SPRADD1A August 2023 – September 2024 AM620-Q1 , AM623 , AM625 , AM625-Q1 , AM625SIP , AM62A1-Q1 , AM62A3 , AM62A3-Q1 , AM62A7 , AM62A7-Q1 , AM62P , AM62P-Q1
A devicetree contains nodes that represent peripherals. Each node contains properties that hold data that is used by U-Boot and Linux kernel device drivers to initialize peripherals. Without a devicetree, the hardware configuration and parameters would need to be hardcoded into the device drivers. Keeping the hardware configuration separate from the board initialization code allows for a simpler development and maintenance process.
It is important to understand the AM62x devicetree structure and the layers of the structure you will create. Files with names containing <boardname> are files that become the custom board's devicetrees.
The base of the tree is formed by devicetree include (DTSI) files. These are used to define SoC specific hardware that is generally the same across all board variations of the same SoC, including custom boards. Directly editing these files risks corrupting other devicetrees that include these files. For this reason, these should not be directly modified. Rather, devicetree nodes in SoC devicetree files are modified by referencing the node in the board devicetree.
The file k3-am62x-sk-common.dtsi contains hardware descriptions that are common between board variants of the AM62x SoC. This DTSI is included by k3-am625-sk.dts and k3-am62-lp-sk.dts. The files k3-am625-sk.dts and k3-am62x-sk-common.dtsi are applied on top of the SoC DTSI files. The k3-am62x-sk-common.dtsi is not used with a custom board devicetree.

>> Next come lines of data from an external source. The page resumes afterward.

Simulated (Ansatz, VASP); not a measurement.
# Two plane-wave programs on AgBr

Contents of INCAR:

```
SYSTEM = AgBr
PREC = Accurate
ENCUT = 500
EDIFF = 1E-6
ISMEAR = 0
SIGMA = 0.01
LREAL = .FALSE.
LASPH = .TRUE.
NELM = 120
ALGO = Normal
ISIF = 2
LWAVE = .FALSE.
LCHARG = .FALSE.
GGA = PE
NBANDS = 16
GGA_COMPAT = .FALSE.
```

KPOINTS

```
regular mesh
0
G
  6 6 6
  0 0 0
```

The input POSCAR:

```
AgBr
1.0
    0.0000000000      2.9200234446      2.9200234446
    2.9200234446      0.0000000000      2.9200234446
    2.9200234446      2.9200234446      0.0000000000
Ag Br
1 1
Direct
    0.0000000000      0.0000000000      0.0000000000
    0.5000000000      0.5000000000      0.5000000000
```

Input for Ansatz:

At the top of the tree, there are devicetree source (DTS) files. These are used to describe board specific hardware and to modify DTSI nodes without altering them directly. This is what will be created for the custom board. Additionally, you will create other U-Boot specific devicetrees that are needed to build the bootloader binaries. This process is covered in Section 4.3.